Asian Americans finally made some good political news in the past week, after a long hiatus. Latino leaders have been pushing President Elect Obama to appoint more Latino Cabinet members, but it was Asian Americans - who generally backed Hilary Clinton in the Democratic primaries - who first reached the two Cabinet members mark. No doubt with intentional irony, this past Sunday - Pearl Harbor Day - Obama tapped Japanese American Eric Shinseki (pictured above) (like Obama, a Hawaii native) as Veterans Affairs secretary designate. A former Army chief of staff who stood up to General Rumsfeld about Iraq war planning, Shinseki's pick may soothe a little Obama's former left-wing supporters who don't like his national security picks (too many moderates who didn't oppose the war) and economic policy picks (too many devotees of Richard Rubin, who at Treasury during the Clinton Administration and then at Citigroup helped usher in financial market deregulation and the mortgage crisis - or, worse yet, Reaganomics' Paul Volcker).
Then later in the week Obama's second Asian American Cabinet member designate was Steve Chu (pictured below), a scientist and alternative energy afficianado (who has directed one of the Energy Department's largest labs). The selection of a bonafide scientist as Engergy secretary designate adds to the academic pedigree of Obama's picks (also to his White House staff) and may also generate support from the scientific community (to whom Obama may pay more attention, especially on issues such as climate change and stem cell research).
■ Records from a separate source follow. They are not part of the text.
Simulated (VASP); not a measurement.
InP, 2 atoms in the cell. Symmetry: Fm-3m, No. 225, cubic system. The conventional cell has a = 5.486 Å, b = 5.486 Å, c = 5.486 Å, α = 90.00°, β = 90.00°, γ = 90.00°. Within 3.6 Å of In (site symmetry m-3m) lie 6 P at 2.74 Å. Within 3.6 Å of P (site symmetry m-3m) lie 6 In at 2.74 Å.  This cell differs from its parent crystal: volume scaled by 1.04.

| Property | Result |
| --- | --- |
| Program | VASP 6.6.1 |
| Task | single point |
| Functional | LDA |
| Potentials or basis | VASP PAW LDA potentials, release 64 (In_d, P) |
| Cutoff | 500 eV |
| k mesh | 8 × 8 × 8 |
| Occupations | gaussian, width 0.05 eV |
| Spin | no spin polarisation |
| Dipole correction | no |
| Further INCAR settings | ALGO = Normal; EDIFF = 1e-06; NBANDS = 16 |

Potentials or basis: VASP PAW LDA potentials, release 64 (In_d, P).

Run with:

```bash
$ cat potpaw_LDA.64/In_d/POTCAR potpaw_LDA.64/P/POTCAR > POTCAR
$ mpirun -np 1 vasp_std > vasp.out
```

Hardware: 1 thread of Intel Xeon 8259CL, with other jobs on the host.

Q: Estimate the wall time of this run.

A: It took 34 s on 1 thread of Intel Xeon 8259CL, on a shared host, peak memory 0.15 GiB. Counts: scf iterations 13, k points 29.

An additional Asian American also wound up in Congress, this past weekend, when a Louisiana special election propelled Vietnamese American Anh "Joseph" Cao (pictured below) into the U.S. House of Representatives, over incumbent and indicted Democrat Willie Jefferson, part of a small Southern Republican tide, also with the victory of Georgia's incumbent U.S. Senator Saxbee Chambliss. Cao seemed almost apolitical, but, a Catholic, opposes abortion. He joins fellow Asian American Bobby Jindal, as part of Louisiana's Asian American political elite. The Cao-Jefferson race settled all but the last of the contested Congressional races. Post-Election Day ground zero for how much the Democrats would control the House and Senate was in many familiar places to us. In Virginia, there was a recount which sustained Democratic challenger Tom Perriello over the incumbent Republican, in a district in which my sister, brother-in-law, and nephew live. Last weekend on Sunday morning there was still no winner in a contested race in western Central Ohio, where former New Left activist Mary Jo Kilroy (a former Columbus Board of Education member then a Franklin County Commissioner who sought to represent also Union County, where we stayed a week ago tonight) battled a Republican. They both sought to succeed Deborah Pryce, whom Kilroy had almost knocked off two years ago, and whose 1994 election as a pro-abortion rights Republican against both a Democrat and an anti-abortion independent, definitely made the news in my dissertation. With Perriello, Kilroy, Cao, and Chambliss all winning, the one remaining seat up for grabs is the U.S. Senate seat in Minnesota (where we lived eight years ago). There, former "Saturday Night Live" comedian (and former "Air America" radio commentator) Al Franken continues to gain ground, in the recount, versus incumbent Republican Norm Coleman, a former St. Paul mayor and former Democrat.
Of course, none of this was news by late this past week, when the apparent would-be Senate seat-selling by Illinois Governor Rod Blagojevich (pictured below) captured attention. Blagojevich was a first-year Illinois governor the year I lived and taught in Macomb, IL, and he helped Western Illinois lande the money for expansion of their Quad Cities campus. Even if he was something of a lone wolf trying to enrich himself personally, he's certainly damaged the Democratic "change that you can believe in" "brand." If this hasn't rubbed off on the president elect directly (and assuming he wasn't involved and didn't know about it), a would-be ally - Jesse Jackson, Jr. - is out as a potential U.S. senator, all the news about this detracts from Obama's message (even if it's more dramatic then - say - Dr. Chu's selection - and harkens back to the Governor Palin saga or the long Hilary vs. Obama saga), and it may well be that people who are somewhat close to Obama - like state Senator Emil Jones - should (and perhaps did?) have known something about this attempted seat-selling. Shame on the governor and shame on any Democrats who didn't turn him in. It's remotely possible that the way that the Democrats will have to force the Senate seat decision out of Blagojevich's hands is by setting up a special election - which could result in this environment in a Republican victory, thereby whittling the Democratic-independent majority in the Senate - even with ultimately a Democratic victory in MN - down from 58 or 59 to 57 or 58.